Thursday, January 8, 2015

One of the rules

 of being an Anchor Bar patron is that it was not considered good form to try and cheat the bartender. That was considered fair as he was an hourly employee and had no vested interest in the joint.

The owner rarely tended bar but when he did he was considered fair game. 

Of course you couldn't out and out steal from him or rob the joint but con games were considered within the rules.

Of course he had run the joint for years and knew all the tricks and people seldom tried to con the old guy. He was a WW2 era vet and had a dry sense of humor regarding his military service. He used to tell us that he had to work hard at getting out of the Air Force the same rank he had when he entered. He was actually quite proud of this.

"Do you know hard that is?" he would ask another vet. "Everybody's aleays trying to promote you and you have to work overtime to find things to do to keep them from promoting you without getting jail time or fines. It was close! I almost made PFC four times!"

Anyway, one day my running partner started an argument with me and I bet him a round for the house that I was right and he was wrong. The owner came by and heard a part of the argument. I asked him if we could pay for a round for the house after the argument was settled.

The joint didn't have much of a crowd, maybe a dozen fishermen. A round was only about $35 and therefore reasonably affordable.

He must have been asleep because he agreed. I rang the bell and theowner poured the drinks. Doc and I didn't pay much attention to the drinks as they were delivered as we were to engrossed in our argument. When the drinks came we quickly acknowledged them and continued bickering.

Suddenly Doc shouted that he was willing to go double or nothing and looked at the owner who nodded. He rang the bell and the owner poured the drinks. When they arrived we picked up both drinks and went out onto the porch and started looking up at Pillar Mountain and discussing it. It was a mountain, it was there and had been for quite some time yet we were paying attention to it and actually looking at it in detail.

The owner came out and asked us when we aere going to pay and we told him as soon as the disagreement was settled and not to worry about it.
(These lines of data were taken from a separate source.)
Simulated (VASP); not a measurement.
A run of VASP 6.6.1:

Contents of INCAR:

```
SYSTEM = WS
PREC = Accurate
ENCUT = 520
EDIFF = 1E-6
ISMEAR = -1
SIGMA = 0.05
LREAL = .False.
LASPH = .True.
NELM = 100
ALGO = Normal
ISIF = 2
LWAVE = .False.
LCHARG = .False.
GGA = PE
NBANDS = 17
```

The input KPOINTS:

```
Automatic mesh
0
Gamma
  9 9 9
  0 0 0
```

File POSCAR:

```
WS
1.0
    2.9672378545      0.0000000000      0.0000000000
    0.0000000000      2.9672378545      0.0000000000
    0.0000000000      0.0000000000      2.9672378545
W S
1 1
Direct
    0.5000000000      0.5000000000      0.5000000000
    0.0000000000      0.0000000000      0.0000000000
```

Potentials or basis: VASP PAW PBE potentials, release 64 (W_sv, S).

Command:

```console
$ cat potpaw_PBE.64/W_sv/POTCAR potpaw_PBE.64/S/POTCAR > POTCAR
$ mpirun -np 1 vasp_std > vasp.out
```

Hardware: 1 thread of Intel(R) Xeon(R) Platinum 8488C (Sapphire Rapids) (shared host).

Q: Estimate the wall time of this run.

"Yeah, Okay," he said. "What was the argument about anyway?"

Doc looked at the owner. "You see Pillar Mountain up there?"

"Yeah, what about it?" asked the owner.

"Pic says there's gonna be an earthquake that puts it into the sea before 2050 and I say it's not gonna happen," said Doc.

The look of outrage appeared on his face as the blood rushed into it. He looked ready to pop. Then he looked into the bar and I saw him do some mental arithmetic. The redness in his face dissapated.

"You a$$holes!" he said and walked back in. we followed him as he went back behind the plank.

He turned to the fishermen. "Boys, it looks like you guys are drinking on me because I've just been had by those two con artists." He pointed at Doc and I.

"If I'm going to the poorhouse, I might as well have a party on the way!" he said and then rang the bell and poured another round.

With a few free beers in them the fishermen started pounding them down. As people trickled in one of them would tell the newcomer what he had just missed. The crowd grew a bit and at the end of the night he had a fairly lively group.

The next three or four night the place was a total zoo as word had gone around town that the owner had been taken for a ride. People came in to hear about it and stayed and drank. The place did rather well and the coffers saw quite a take over the next few days.   

The owner played the fool a bit but the only fools there were the ones emptying their pockets into the bar owner's till.

He had been handed a lemon in the form of a $100 loss  and made lemonade out of it and sold it at a tidy profit. He made a fortune over the next several days.

He never held it against Doc and I. On the contrary. We were always welcome there. 

Of course, he never played into our hands again. But then again, we knew when to quit.


A few months later the story came up on board a fish boat while we were at sea and the entire crew agreed that if we had pulled our shenanigans in the States we would have likely been thrown in jail and permanently kicked out of the bar by the outraged owner.

Kodiak, being Kodiak, was full of people that knew how to cast their bread on the water and generally got back poached eggs on toast.